A special cemetery was set apart for the burial of the unidentified dead. In this cemetery pits about thirty feet long, twelve feet wide and six feet deep were prepared and the boxes were stacked in them in tiers, about one hundred boxes to each pit. By the middle of March about twenty-five hundred unidentified bodies had been buried in this cemetery. The condition of the bodies taken from the ruins at this late date and the oncoming of hot weather made it imperative that all possible haste should be insisted upon. No ceremony whatever accompanied the burial or the preparation for it. Bodies were placed in the boxes the moment they were exhumed from the ruins, a little later were placed on carts and driven directly to the cemetery.
Extent of the Disaster.
It is unnecessary here to speak at length upon the extent of the disaster. The earthquake affected a strip of land on each side of the Straits of Messina. The extreme dimensions of the affected area were about fifty miles from North to South and perhaps forty miles from East to West. Within this area no town or village escaped entire or partial destruction. In all more than fifty cities, towns, villages and communes were destroyed. The lowest estimate which I heard of the number of persons made homeless was five hundred thousand. Estimates of the dead range from one hundred thousand to two hundred and fifty thousand. In the course of my travels about the region I visited about twenty-five cities, towns and villages, among them all the larger ones. Wherever I went I inquired of the local authorities, who seemed best informed, concerning the loss of life. Based upon the answers to these inquiries and my own observations, I have reached the conclusion that the estimates of the number of dead have been uniformly too large. When the final estimates are made, after all bodies have been accounted for, I doubt whether the total will exceed seventy-five thousand.

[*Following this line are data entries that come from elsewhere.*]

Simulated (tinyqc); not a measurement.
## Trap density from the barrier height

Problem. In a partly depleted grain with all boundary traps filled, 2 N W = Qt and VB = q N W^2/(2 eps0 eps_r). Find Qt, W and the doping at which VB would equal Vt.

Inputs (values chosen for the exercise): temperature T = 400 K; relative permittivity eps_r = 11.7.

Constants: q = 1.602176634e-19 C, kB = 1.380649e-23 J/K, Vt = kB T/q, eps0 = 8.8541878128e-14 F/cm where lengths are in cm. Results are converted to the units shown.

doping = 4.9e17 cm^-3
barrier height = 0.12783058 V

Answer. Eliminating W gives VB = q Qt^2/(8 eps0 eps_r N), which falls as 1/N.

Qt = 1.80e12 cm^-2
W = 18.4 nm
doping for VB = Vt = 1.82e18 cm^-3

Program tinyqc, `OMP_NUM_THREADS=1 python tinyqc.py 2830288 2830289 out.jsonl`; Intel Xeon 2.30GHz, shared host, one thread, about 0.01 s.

I have seen no estimate of the property loss and it is doubtful whether any approximately accurate estimate can be made. Neither have I seen any figures of the amount of insurance carried on property but the result of inquiries indicates that the total insurance was comparatively small. The Italian people do not seem to have very fully adopted the policy of insuring their property. Unless such insurance as was held covered loss by earthquake, the owners of property can, in any event, collect little, if anything, from the insurance companies. The poverty of this part of Italy, coupled with the overwhelming magnitude of the loss, both of property and life, must make recovery exceedingly slow. The Italian Government is preparing to introduce measures of great liberality intended to help the people re-establish themselves.
Most of the descriptions and photographs of the results of the earthquake have applied chiefly to the City of Messina, because it was the largest city in the earthquake zone and was the point to which relief measures were first of all directed and at which lines of transportation from the outside world centered. Tourists invariably get their first view of the earthquake at Messina and many of them go no further. Descriptions of conditions in Messina, however, convey a fair idea of conditions in all the other ruined cities and towns. Messina had over one hundred thousand population, Reggio about forty thousand, Palmi about twenty thousand, Villa San Giovanni about seven thousand. These were the largest communities in the region affected by the disaster. The ruin everywhere was as complete in proportion to population as was that in Messina. In Reggio about fifteen thousand lives were lost, in Palmi five or six thousand, in Villa San Giovanni about fifteen hundred.
Relief measures were slow to reach the smaller towns lying among the mountains back from the coast. Many of these towns are upon mountain tops and are inaccessible except by donkey trails. The difficulty of access made the work of relief particularly difficult and it is probable that the suffering for food and shelter was greater in the mountain towns than in the larger cities on the coast.
Tidal Wave.
Town of Pellaro, Leveled by Tidal Wave.
Much was said in early reports about the tidal wave which followed the earthquake. Had the tidal wave occurred alone, it would have been regarded as a great disaster. But overshadowed as it was by the earthquake, it forms but a small item in the sum total of ruin. The wave did not cause much damage on the shores of Sicily, its chief force being expended upon the Calabrian coast. As the wave rushed into the small bays, the funnel shape of the shores piled the water up higher and higher until at the apex of the bays it had reached a height of many feet and rushed across the low lands adjacent with irresistible force. If a village happened to be situated at the innermost point of a bay, it suffered great damage from the wave. Some injury was done in the harbor of Reggio in this way and some at Villa San Giovanni. The chief sufferer from the tidal wave, however, was the little town of Pellaro. Pellaro was, like other Italian towns, constructed entirely of stone and mortar. It was built up solidly along one or two streets which were parallel to the shore. Immediately in the rear of the village were large lemon orchards. The earthquake shook the buildings down and about ten minutes afterward the tidal wave came in and leveled the heaps of ruins in a manner which amazed all who went over the ground later. It was almost impossible to discover the street lines or to identify the sites of the houses. The stones of which the buildings were constructed were carried hundreds of yards inland and scattered among the lemon trees. The entire site of the village was reduced to a dead level and one found it difficult to believe that a town of fifteen hundred population had ever occupied the place. About nine hundred of the people of Pellaro were killed by the earthquake or tidal wave and hundreds of bodies were carried out to sea by the receding waters.